Parenthood: expectations and reality

This year it’s 4 years ago our twins were born which means I am a parent for 4 years already and somehow I feel like making up a balance sheet of my expectations. See, before you become a parent you have all these ideas about what will be hard and what may not be so hard. So let’s make up a balance…

Things that were as hard as expected:

  • breastfeeding. You just delivered a baby and you want your body back. But no, now they need your breasts. Not easy, often painful, it can take forever (especially with premature babies) and you feel like a cow. And yes, you feel some sort of satisfaction that you can do this for your child, but again… it’s not easy.
  • dealing with tantrums. I always pitied people that had to deal with children throwing a tantrum and I still do. It just happens and it’s shit. And sometimes it takes hours to get them to snap out of it.
  • planning everything. Spontaneous outings are not in the cards anymore. At least not together. Babysits needs to be booked in advance. Sometimes you just want to go and I miss that. I have been told it comes back though, so there is hope. ( Just about 10 years to go and counting down)

Things that were harder than expected:

  • giving birth. O yes that was so much worse than I could ever have imagined. I am not bad at dealing with pain, but this much pain is utterly ridiculous. I continue to be amazed that the human race is still around.
  • interrupted sleep. Don’t get me wrong. The first year was fine. I expected it, I understood it and I dealt with it. Twin parents don’t get to sleep right? But in year 2 and 3 I started to feel and see the consequences. Always tired, often grumpy, no energy for anything. My skin turned grey, less elastic (read: more wrinkles and pimples) and I seemed to look older than I am. Four years later my body is still trying to make up for lost sleep.

Things that went better than expected:

  • Potty training. I was really worried about wet floors and beds, piles of laundry, endless trying and everything. But honestly, when you have had years of nappy changing, cleaning bottoms and exploded poopy nappies, this is such a welcome change.
  • Actual parenting. Set aside the tantrums; kids are fun. It’s a joy to show and teach them new stuff, it’s fantastic to see them develop and to be a witness of how fast they grow and learn. Little humans are simply amazing and they make me happy every day.

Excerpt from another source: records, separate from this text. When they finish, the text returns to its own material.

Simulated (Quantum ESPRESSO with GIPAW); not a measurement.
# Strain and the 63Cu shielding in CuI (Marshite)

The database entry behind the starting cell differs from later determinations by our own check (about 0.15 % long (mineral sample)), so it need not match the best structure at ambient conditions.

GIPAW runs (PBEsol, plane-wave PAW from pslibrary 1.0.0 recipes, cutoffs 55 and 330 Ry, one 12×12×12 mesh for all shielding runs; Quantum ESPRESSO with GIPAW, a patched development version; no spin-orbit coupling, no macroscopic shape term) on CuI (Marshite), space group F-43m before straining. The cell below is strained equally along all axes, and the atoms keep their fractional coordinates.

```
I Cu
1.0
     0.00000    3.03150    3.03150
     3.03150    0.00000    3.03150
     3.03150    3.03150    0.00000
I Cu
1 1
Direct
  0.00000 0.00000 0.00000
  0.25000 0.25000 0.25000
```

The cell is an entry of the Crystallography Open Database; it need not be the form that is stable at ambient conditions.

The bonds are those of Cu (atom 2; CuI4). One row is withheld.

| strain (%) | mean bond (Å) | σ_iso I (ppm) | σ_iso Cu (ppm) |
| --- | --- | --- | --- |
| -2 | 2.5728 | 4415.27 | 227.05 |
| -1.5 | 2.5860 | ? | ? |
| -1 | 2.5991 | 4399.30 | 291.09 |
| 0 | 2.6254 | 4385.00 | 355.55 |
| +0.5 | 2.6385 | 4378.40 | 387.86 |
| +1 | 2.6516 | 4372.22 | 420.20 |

Things I did not think about beforehand at all but are worth mentioning:

  • School is back. Every day (from 2,5 years old in Belgium) you have to take your children to school. I was done, I did my 20 years of education. I never wanted to see a school in my life again. But it’s just like I’ve started school again. Every day for at least 10 years until they can go by themselves. Be on time, rush rush, don’t be late. And now I need to set the example! And I am not even at the (helping-with-)homework-phase,  but oooo I am dreading it.
  • You can’t stop weird things from happening. For instance: When a child (your child) decides he wants to lick a pole on the tram he does that. You could not even phantom anyone doing that, but they will. And you will be taken by surprise. And will be completely disgusted. They also may pick up random garbage in the street to show you or to take home (and throw a tantrum when you say no).

 

What were your expectations of parenthood? And how do you look at them now? 🙂 🙂

Moving house II

The last month was hard. The boys did not react well to all the changes. We had taken all possible precautions to make the move a smooth transition.
– The boys helped with packing (and loved it.)
– We explained what was going to happen many times (and they understood and were excited.)
– We took them to the new house several times before we moved. (they were really looking forward to it.)
– We let them help with little things in the new house (tearing of wallpaper is their favourite.)
– We moved some toys already to show them how moving worked (mom, can we keep this?)
– We read stories about moving (which they loved.)
– We showed them the empty old house after moving (and had them run around to their delight.)
– We explored the new neighbourhood together (they love all the new shops.)

And those things all worked: they absolutely love the new house. They could not be happier that we have stairs now and they love their new big bedroom, the garden and their play area.
BUT…  their behaviour was horrible most of the time. They got upset about everything, said no to anything you would suggest, started throwing their toys around a lot, screamed so much I feel I got deaf, not even to mention the spitting and crying uncontrollably when we said NO to them. It was a nightmare, we did not recognise our boys anymore.

Sadly there was no solution, all the above mentioned things did not work against the endless tantrums they threw. Even the always working solution of taking them apart and giving them love, hugs and special attention would not stop these moods.

And being twins, the tantrum of one caused the other one to get upset too, even if he was playing nicely before.So it really never ended.
The only solution was time. We suffered for weeks and weeks. Now it finally seems to get better. We are still not there but at least there are some hours in the day they are tantrum-free. Let’s hope this phase is over soon. Mommy and Daddy feel like they aged forty years in four weeks.

A strange Monday morning

I had the most interesting experience yesterday morning. It was the first day of school after the holidays and something very strange happened. The boys were eager to get up, go to the toilet, get dressed and eat their breakfast. Everything ran so smoothly I even had time to read a story. They brushed their teeth, put on their jackets and sat down in the buggy before I was ready to leave. That’s how happy they were to go and see their teacher again.

Why is this strange you may ask? If you have (had) toddlers, you already know the answer. This sounds like a surreal fairy tale. Toddlers are not known to not make a fuss. My boys are famous for their episodes about what to wear. They pick out their own clothes, they decide which shoes to wear and which jacket. If what they want to wear happens to be in the laundry… you can imagine the drama!
They also must refuse their breakfast at least 87 times before they take an unwilling bite. They also feel the need to run away every morning before I manage to get them to brush their teeth and make it a habit to take off their shoes right before we leave, because they decided on other shoes. So yes, it was a strange Monday indeed.

I am happy to report though that everything was back to normal this morning. I had to chase them down to get them in the buggy, both upset that there was no time for me to read a story. I had to rush to get to school on time and stuffed the last bites of their breakfast sandwiches in their mouths at school and had to drag them to their classroom, before they realised they actually like being there. Sigh. I wish toddlers would understand cause and effect already.